I love words. They hold such power, such rich descriptiveness in their grasp. My husband half-jokingly calls me a “wordsmith,” a surprisingly poetic description from such a prosaic man. As a child, I was the kid lugging a huge bag of adult books to the library checkout. The librarians routinely made little jokes about how I would be busy for a while. I finally stopped trying to reply and just smiled and shrugged because they wouldn’t believe how fast I could read.
I’m still that way as an adult. Give me a gripping new book and I’m constantly lured by it until it’s finished. Of course, chores and kids rather get in the way, but I’m still a fast reader.

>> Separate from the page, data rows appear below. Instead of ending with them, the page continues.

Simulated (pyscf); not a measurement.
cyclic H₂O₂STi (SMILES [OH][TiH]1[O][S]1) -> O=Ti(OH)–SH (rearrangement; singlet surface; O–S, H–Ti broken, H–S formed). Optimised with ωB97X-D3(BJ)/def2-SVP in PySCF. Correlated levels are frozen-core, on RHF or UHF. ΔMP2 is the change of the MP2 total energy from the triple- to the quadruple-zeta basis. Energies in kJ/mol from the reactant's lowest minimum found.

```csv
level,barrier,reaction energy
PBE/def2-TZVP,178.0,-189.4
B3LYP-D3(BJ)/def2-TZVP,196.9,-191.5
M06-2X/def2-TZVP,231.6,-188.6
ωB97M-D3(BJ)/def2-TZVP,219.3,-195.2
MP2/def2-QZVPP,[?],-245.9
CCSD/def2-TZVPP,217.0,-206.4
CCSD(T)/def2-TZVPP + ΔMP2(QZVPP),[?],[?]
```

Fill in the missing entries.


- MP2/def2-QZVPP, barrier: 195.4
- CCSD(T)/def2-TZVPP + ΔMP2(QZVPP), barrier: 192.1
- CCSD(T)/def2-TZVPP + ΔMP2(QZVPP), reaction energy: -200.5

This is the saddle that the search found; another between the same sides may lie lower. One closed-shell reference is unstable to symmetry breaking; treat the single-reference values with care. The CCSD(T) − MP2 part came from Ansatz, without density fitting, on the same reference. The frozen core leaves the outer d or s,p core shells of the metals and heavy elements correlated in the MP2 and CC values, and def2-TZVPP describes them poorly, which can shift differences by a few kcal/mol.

I’m a fast writer too. My brain whirrs along faster than I can write, and I can bang out a blog post in no time. I’ve always struggled with handwriting because I can’t write as fast as my brain processes. My mom had me take typing lessons as a teen and it made a huge difference in how I write.
I used to think that everyone could write easily. It wasn’t until I went to college that I realized that I’m not normal. That I’m some freak of nature who lives and breathes words. I was the weirdo in my History of Journalism class who cheerfully dove into the massive research paper requirement that was the bane of the entire major. That paper ended up presented at a symposium and published, so I guess my summer of breathing old newspapers and scouring online archives paid off.
I’m not writing this just to brag about my abilities, because truthfully, I didn’t do anything to earn them. It’s something I was born with. No, I’m writing about it because my son is not like me.
Words don’t come easily to him. Not yet, at least. He’s highly verbal and has a massive vocabulary, but he can’t read. He hates writing. And he’s gifted.
Wait, he’s gifted? Then why isn’t he reading? Aren’t all gifted kids early readers? Shouldn’t he be reading Harry Potter by the age of 2? Then he must not be gifted. Right?
Wrong. He’s gifted. No doubt about that.
I’m not sure if it’s a disability holding him back like dyslexia, or if he’s just not drawn to reading. Either way, it’s not fun for him. It’s a boring chore. I’m pretty sure that when he decides he needs reading for something that he really wants (like Minecraft or coding) that he’ll flip that desire switch and boom! Reading.
It makes me a little sad. I want to share what I love with him. I want him to taste the satisfying crunch of a word, or the rich nuance of a sentence. I want him to know the joy of effortlessly putting your thoughts down on paper. I want him to lose himself in the millions of imaginary worlds hidden between the covers of a book. I want that for him, even knowing that it might not be what he wants.
For now, I read to him. I recite poetry to him, and he sits enthralled as I recite Donne’s sonorous stanzas: “Death be not proud, though some have called thee mighty and dreadful, for thou are not so…”. I tell him “full fathom five thy father lies, of his bones are coral made…” and have to stop to define what fathom means, and discuss coral types. When he’s older, I’ll share some of my writing with him, those broken, raw words that came when we lost his older sibling in a miscarriage.
He loves words too, just in a different way. He wants to know “everything about everything” and words are a way to categorize and explain. He’ll read when he’s ready, because he’s stubborn like that. That’s ok. After all, this is the child who wouldn’t take my word for it when I told him the pan was too hot to touch – he had to test it, just to be sure.
So if your child is like mine, don’t let them fool you. Not all gifted kids are early readers. Not all kids will love to read. That’s ok. This touches back to the gifted = achievement fallacy that makes us all feel like imposters. Gifted is how you think, not how you read.
(note: many gifted children read early. I’m not minimizing that fact at all, just pointing out that not all gifted kids read early. If you’re dealing with a twice exceptional child like mine, then the reading/not reading dilemma takes on an added urgency: what if it’s a learning disability?)